Showing posts with label features. Show all posts
Showing posts with label features. Show all posts

Sunday, 7 April 2019

Fair-y frenzy

I did think I'd spend more than two hours at the Helsinki Spring Fair. It was my first time, and it was interesting but rather different from what I expected. I thought there'd be more stuff for small-time gardeners, tools and such, and opportunities to buy e.g. soil, border stones, yard carpentry work and so on at a discount. I expected a heavy presence by Plantagen and Bauhaus, selling houseplant gear, garden furniture, and decorative features. Instead, it was mostly manufacturers' booths featuring power tools, outdoor jacuzzis, entire log cottages, and presentation pieces showing entire small (extremely fake) gardens of unimaginative design. There were half a dozen booths where you could buy plants, and they were very crowded. Flower shops sold tulips, scillas, daffodils and other typical spring plants at prices higher than your average supermarket.
Mr Thumb and I had a good time, though, even though we're not in the market for a jacuzzi larger than our bathroom and sauna combined, or a stone patio, or a robot lawnmower. We looked at solar panels for the cottage (... and I'll talk more about that later!), found out that there are incinerating toilets with the heart-breaking brand name of Cinderella, and laughed our arses off at those jacuzzis. I mean really, one of them was fake marble! :D  I'm sorry now I didn't take a picture.
Nice plants, nice water feature (which to Mr Thum looked
like a mortar shell), nowhere to buy such water features.

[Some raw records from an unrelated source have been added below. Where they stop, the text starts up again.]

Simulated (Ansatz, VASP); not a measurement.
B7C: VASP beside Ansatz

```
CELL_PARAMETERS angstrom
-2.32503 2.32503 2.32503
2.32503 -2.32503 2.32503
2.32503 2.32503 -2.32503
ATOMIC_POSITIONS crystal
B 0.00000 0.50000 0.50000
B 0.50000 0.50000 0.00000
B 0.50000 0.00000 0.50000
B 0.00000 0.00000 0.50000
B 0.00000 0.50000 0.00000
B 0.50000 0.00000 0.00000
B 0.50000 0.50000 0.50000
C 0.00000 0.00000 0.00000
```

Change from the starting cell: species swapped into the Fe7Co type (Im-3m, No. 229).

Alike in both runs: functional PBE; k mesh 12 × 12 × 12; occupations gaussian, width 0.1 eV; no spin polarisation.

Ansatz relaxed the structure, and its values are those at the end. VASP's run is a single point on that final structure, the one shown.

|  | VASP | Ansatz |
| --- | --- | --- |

This one I want. This is awesome. 

This might be a nice thing to put in the middle
of the lawn in the back yard.

This is what the turf bricks that make up the
flowerbed now falling apart must have
looked like when brand new. 
Mr Thumb bought me tulips, once I had gently hinted that I
wanted some. I subtly said: "Buy me some of those tulips."
Bulbs, roots, things... I may have lost it a bit.
Also, I have no idea at this point what it was I bought :D 

I'll leave you to simmer in anticipation a bit longer, waiting for the post about that cottage...

Sunday, 26 August 2018

Planning the back yard


1. This planter-y box will be dismantled in the spring anyway because it's falling apart. The plan now is to empty much of it and put in tulip and daffodil bulbs for spring colour, and move the last plants in the spring.


2. The planter at the back of the yard will be mostly emptied out. I'm thinking rhododendrons; or maybe move the hydrangea in the front yard here.
I had a tentative plan (a more long-term one) to take out the planter altogether and move the deck here, but it turns out the ground under the existing deck is basically just rock and any grass would just slide off eventually.


3. This is the back of the planter box. There are creepers here that aren't actually allowed to creep up the wall, because it's not our wall. Any solutions would be welcome. I'm considering suggesting to the Powers That Be (and I have no idea who that actually is - the housing association?) that we be allowed to put up a free-standing screen or something and only attach it to the wall at the upper end.
Mind you, the previous owners had rebelliously screwed in supports...




Tuesday, 7 August 2018

Planting stuff

Suddenly my Facebook feed showed me a link about garden planning (in Finnish) with the rider "August and September is the best time to plant perennials". Why thank you, yes, I think I will buy some more plants this season... Anybody got a spare 2000 € I could have? Also, could someone distract Mr Thumb while I quickly run to the shops?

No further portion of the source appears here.